Scoreboards change; effort doesn’t.
I remember the first time a kid on my team stared at the scoreboard and felt like the whole world had shifted. As your coach, I want you to know something simple and true: scoreboards change; effort doesn’t. That scoreboard at the end of a game, the grade on a test, the number of likes on a post—those things move up and down. What you bring every day—the effort, the kindness, the habit of trying again—stays with you and grows. When things feel heavy, a few short phrases can anchor you, like a whistle that calls everyone back to the center of the field. They are small, easy to remember, and they matter more than any final score.
When the noise gets loud, try these short reminders: - “Do your best right now.” - “Breathe and try again.” - “One play at a time.” - “Mistakes mean you’re learning.” - “Ask for help—that’s brave.” - “You are more than this moment.”
You can carry these phrases in your pocket—or say them quietly to yourself between plays, before a test, or when a friendship gets rocky. Saying “Do your best right now” doesn’t mean your best has to be perfect; it means focus on what you can control this minute. “Breathe and try again” gives your body a moment to slow down so your brain can catch up. “One play at a time” helps when the future looks messy; it brings your attention back to the next small step. When you repeat “Mistakes mean you’re learning,” you begin to treat mistakes like teammates who teach you, not opponents who shame you.
Effort looks different on different days, and that’s okay. Some days you sprint, some days you jog, and sometimes you rest—and rest is part of effort too. Keep a simple log or a jar where you drop a bead for each time you tried hard, helped someone, or kept going after a setback. Soon you’ll see a string of beads that reminds you that effort is a habit you’re building. Celebrate the small wins: a pass you made when you were scared, a paragraph you finished even though you wanted to stop, a time you said sorry. Tell your teammates, your family, or your coach what you did—sharing the win makes the work feel worth it.
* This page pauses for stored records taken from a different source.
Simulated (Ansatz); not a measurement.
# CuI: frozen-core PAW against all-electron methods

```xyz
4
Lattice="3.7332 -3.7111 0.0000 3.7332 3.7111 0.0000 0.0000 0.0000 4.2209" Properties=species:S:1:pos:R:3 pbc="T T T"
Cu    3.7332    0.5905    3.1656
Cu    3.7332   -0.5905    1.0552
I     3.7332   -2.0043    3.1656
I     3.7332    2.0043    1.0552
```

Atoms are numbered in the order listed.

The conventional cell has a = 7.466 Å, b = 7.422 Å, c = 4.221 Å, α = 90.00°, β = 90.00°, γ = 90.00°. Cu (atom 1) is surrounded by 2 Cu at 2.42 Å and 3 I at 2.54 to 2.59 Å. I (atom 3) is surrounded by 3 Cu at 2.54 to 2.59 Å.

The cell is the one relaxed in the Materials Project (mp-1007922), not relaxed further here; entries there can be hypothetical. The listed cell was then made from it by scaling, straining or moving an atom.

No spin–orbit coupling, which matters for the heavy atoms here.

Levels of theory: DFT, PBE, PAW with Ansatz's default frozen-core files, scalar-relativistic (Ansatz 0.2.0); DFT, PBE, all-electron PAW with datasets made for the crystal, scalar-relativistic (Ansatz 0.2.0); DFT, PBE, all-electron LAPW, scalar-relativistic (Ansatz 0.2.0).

I coach because I believe in growth. My job is to notice the hustle, the courage to try, and the kindness you offer others. If you ever feel lost, come find me or someone you trust and say, “I need help.” That short sentence is a powerful play. Keep these phrases in your heart and use them when the scoreboard tries to tell you who you are. Remember: the numbers change, but the effort you put in today builds the person you’ll be tomorrow. You’ve got this—one honest try at a time.